Replace the values for the collision energy. Parameter value has to be of typenumeric.

setReplaceMethod("collisionEnergy", "MsBackendTest", function(object, value) {
    object$collisionEnergy <- value
    object
})

collisionEnergy(be) <- c(NA_real_, 20.0, 20.0)
collisionEnergy(be)

## [1] NA 20 20

`dataOrigin<-`

Replace the values for the data origin spectra variable. Parameter value has to be of type character.

setReplaceMethod("dataOrigin", "MsBackendTest", function(object, value) {
    object$dataOrigin <- value
    object
})

dataOrigin(be)

## [1] "<user provided>" "<user provided>" "<user provided>"

dataOrigin(be) <- c("unknown", "file a", "file b")
dataOrigin(be)

## [1] "unknown" "file a"  "file b"

`dataStorage<-`

Replace the values for the data storage spectra variable. Parameter value has to be of type character. Since our backend does not really make any use of this spectra variable, we can accept any character value. For other backends, that for example need to load data on-the-fly from data files, this spectra variable could be used to store the name of the data files and hence we would need to perform some additional checks within this replacement function.

setReplaceMethod("dataStorage", "MsBackendTest", function(object, value) {
    object$dataStorage <- value
    object
})

dataStorage(be)

## [1] "<memory>" "<memory>" "<memory>"

dataStorage(be) <- c("", "", "")
dataStorage(be)

## [1] "" "" ""

`isolationWindowLowerMz<-`

Replace the values for the isolation window lower m/z spectra variable. Parameter value has to be of type numeric (NA_real_ missing values are supported, e.g. for MS1 spectra).

setReplaceMethod(
    "isolationWindowLowerMz", "MsBackendTest", function(object, value) {
        object$isolationWindowLowerMz <- value
        object
    })

isolationWindowLowerMz(be) <- c(NA_real_, 245.3, NA_real_)
isolationWindowLowerMz(be)

## [1]    NA 245.3    NA

`isolationWindowTargetMz<-`

Replace the values for the isolation window target m/z spectra variable. Parameter value has to be of type numeric (NA_real_ missing values are supported, e.g. for MS1 spectra).

setReplaceMethod(
    "isolationWindowTargetMz", "MsBackendTest", function(object, value) {
        object$isolationWindowTargetMz <- value
        object
    })

isolationWindowTargetMz(be) <- c(NA_real_, 245.4, NA_real_)
isolationWindowTargetMz(be)

## [1]    NA 245.4    NA

`isolationWindowUpperMz<-`

Replace the values for the isolation window upper m/z spectra variable. Parameter value has to be of type numeric (NA_real_ missing values are supported, e.g. for MS1 spectra).

setReplaceMethod(
    "isolationWindowUpperMz", "MsBackendTest", function(object, value) {
        object$isolationWindowUpperMz <- value
        object
    })

isolationWindowUpperMz(be) <- c(NA_real_, 245.5, NA_real_)
isolationWindowUpperMz(be)

## [1]    NA 245.5    NA

`msLevel<-`

Replace the MS level of spectra in a backend. Parameter value has to be of type integer. Missing values (NA_integer_) are supported.

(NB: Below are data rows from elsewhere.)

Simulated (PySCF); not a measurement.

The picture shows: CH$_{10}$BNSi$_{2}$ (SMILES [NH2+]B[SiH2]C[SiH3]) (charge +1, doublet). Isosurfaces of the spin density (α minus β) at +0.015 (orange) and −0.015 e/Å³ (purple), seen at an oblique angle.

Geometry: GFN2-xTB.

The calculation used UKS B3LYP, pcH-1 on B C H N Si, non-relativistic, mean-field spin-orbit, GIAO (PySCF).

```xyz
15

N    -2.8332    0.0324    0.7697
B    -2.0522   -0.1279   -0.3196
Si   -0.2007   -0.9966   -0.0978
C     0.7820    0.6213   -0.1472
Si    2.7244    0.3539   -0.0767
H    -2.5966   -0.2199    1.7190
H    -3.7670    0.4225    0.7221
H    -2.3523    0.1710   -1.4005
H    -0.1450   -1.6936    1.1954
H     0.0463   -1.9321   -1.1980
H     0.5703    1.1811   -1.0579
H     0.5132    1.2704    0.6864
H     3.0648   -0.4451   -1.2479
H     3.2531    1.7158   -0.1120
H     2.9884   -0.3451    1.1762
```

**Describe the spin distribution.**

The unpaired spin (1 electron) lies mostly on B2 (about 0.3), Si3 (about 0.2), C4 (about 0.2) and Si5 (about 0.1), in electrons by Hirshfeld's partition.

setReplaceMethod("msLevel", "MsBackendTest", function(object, value) {
    object$msLevel <- value
    object
})

msLevel(be)

## [1] 2 1 2

msLevel(be) <- c(1L, 1L, 2L)
msLevel(be)

## [1] 1 1 2

`polarity<-`

Replace the values for the polarity spectra variables. Parameter value has to be of type integer and should ideally also use the standard encoding 0Land 1L for negative and positive polarity (and NA_integer for missing). Thus, in our implementation we also make sure the input parameter contains the expected values (although this is not a strictly required).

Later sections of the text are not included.